Friday, September 14, 2012

What if we loaded it with nudity?

Contract or no, I will not bow to any sponsor.
One of my favorite movies as a young jerk, was the 1992 flick Wayne's World. As an awkward twelve year old, I found just about every frame of it hysterical. But the one scene that absolutely killed me was the bit where Rob Lowe confronts them about giving the sponsor, Mr. Vanderhoff, some time on the show. Wayne and Garth are vehemently opposed to selling out. It's like people only do things because they get paid. And that's just really sad. This scene was a brilliantly executed jab at selling out, all the while completely selling out.

Twenty years later, Morgan Spurlock has basically extended this scene and made a feature-length documentary about product placement and advertising in movies. POM Wonderful Presents: The Greatest Movie Ever Sold is a light-hearted look into the gray area that exists between the art of film and the world of advertising. Spurlock's hook, is that he wants his movie about product placement to be financed through product placement. And while some of you out there might roll your eyes at that idea, I found it incredibly clever.

The film follows Spurlock around as he pitches his ludicrous idea to numerous companies. Major players, like Volkswagon, flat out reject his requests. But secondary brands (Hell, maybe even tertiary brands) like Ban deodorant are thrilled to be apart of something. Eventually, larger companies basically say  f--k it and sign on as well. It's an interesting journey and I can think of few people better to tag along with, than the amiable Spurlock. He realizes this is a gamble, and appears to not be entirely interested in selling his soul to advertisers, but is determined to see the project through. Even if he has to drink enough pomegranate juice to induce a massive, raging hard on.
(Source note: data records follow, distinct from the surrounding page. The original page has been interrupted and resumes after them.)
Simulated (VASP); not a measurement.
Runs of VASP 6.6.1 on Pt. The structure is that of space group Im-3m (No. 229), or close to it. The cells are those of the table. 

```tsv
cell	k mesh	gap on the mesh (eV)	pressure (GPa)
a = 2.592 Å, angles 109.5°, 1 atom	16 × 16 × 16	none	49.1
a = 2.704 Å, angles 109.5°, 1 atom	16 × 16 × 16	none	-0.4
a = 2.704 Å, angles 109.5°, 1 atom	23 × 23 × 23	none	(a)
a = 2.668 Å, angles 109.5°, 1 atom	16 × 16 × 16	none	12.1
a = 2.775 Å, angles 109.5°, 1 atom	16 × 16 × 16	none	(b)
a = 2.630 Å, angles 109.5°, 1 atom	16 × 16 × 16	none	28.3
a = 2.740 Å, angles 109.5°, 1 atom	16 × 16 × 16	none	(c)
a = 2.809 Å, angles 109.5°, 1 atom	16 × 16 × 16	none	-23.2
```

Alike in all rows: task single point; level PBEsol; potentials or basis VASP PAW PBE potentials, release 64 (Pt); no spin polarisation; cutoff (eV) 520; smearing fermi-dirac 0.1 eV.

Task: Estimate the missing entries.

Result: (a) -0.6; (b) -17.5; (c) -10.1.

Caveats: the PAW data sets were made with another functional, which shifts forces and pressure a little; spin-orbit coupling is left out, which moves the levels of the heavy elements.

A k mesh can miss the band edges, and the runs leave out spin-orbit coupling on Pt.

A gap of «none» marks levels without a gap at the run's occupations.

Wednesday, September 12, 2012

Our donkey's in a ditch.

A few years ago, Blockbuster had this slogan, Life after late fees. This idea came at a time when video stores were still relevant, and basically let you keep the movie as long as you wanted, until they simply charged you some set price and you owned the damn flick. It was a shitty idea, but removed the pressure of having to watch whatever you'd rented that night. Well friends, I miss that sense of urgency. I often find my Blockbuster Online rentals, with their lack of set return date, sitting in my house for f--king ever, especially if it's a movie for us. I'm sure you Netflixers know exactly what I'm talking about. Especially you married jerks.

Bernie gathered dust in my house for almost three weeks. And while that sounds like the plot to a bad eighties flick, unfortunately, it isn't. The movie was completely undeserving of this fate too, as it was a pretty enjoyable tale of real-life small-town murder. Wait. Enjoyable. Real. Murder?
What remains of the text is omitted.